I decided to risk falling into Guise’s “Name Dropper” category because, as a professional ghost blogger offering business blogging assistance to corporations, I found several pieces of excellent Guise advice worth sharing….

“Inspiration comes to us in different forms.  Sometimes the people inspire us, other times the content inspires us,” he says.

There’s a lot of talk in blogging circles, (at least among the Indianapolis blog writers with whom I converse all the time), about incorporating testimonials from satisfied customers in corporate blogging for business. But, what Guise’s article reminded me is that customer testimonials don’t typically ooze inspiration.  Business blog writers need to find stories illustrating how someone’s life was truly improved through using the company’s products or services, rather than collecting the usual “I’d-certainly-recommend-ABC-roofing-to-my-neighbors” type testimonial.

What about having the content itself of business blog writing be inspirational? Obviously, one of the purposes of any SEO marketing blog is to “inspire” action (read “buying”!). After reading Guise’s piece, I concluded that corporate blog writing needs to aim for copy that proves the writer understands the problems customers have.  In other words, “you” copy.  The online searcher should get a sense of relief that she’s found a business with people who “get it” –ultimately, that relief is what inspires customers to act.

When Guise sees bloggers who “refuse to write about anything they wouldn’t lose a kidney for”, he names them Passion Purists, pointing out that “passion is contagious and humans are attracted to it.”
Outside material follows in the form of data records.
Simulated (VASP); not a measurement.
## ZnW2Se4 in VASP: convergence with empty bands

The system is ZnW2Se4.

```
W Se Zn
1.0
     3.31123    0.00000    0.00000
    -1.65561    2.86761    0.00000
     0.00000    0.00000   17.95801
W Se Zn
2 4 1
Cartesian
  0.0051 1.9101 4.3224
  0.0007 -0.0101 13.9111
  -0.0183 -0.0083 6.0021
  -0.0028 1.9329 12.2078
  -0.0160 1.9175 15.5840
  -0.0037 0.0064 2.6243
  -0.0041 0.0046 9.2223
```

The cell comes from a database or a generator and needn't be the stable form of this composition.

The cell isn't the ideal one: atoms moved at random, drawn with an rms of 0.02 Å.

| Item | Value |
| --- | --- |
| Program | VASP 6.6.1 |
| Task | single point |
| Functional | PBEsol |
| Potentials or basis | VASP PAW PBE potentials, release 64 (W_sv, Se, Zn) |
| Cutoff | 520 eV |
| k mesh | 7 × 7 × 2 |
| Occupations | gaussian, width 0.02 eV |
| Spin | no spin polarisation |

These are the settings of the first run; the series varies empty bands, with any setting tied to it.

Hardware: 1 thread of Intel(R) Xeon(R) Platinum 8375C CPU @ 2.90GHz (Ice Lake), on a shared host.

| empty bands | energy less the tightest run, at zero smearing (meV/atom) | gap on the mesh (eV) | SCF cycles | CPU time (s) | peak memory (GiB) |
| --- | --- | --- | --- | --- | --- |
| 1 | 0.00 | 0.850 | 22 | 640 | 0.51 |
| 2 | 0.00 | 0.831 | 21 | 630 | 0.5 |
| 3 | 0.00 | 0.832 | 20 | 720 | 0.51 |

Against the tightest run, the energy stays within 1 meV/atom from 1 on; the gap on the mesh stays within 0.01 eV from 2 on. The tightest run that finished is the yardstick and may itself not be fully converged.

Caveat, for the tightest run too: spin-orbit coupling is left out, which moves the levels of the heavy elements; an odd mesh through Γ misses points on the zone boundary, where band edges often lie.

Without a doubt, conveying business owners’ passion for what they know how to do and for what they sell is the big challenge for any freelance corporate blog writer.  There’s a reason counselors teach long-time marrieds techniques for “keeping passion alive”. Like success in marriage, success in blog marketing depends on sustaining the discipline of content creation over long periods of time, keeping the spark of passion going all the while.

In describing the “SEO Fanatic” breed, Guise warns that “stuffing an article with key words has a chance of sounding contrived.” As I caution Indianapolis blog writers, it all comes down to the need for inspiration in blogging!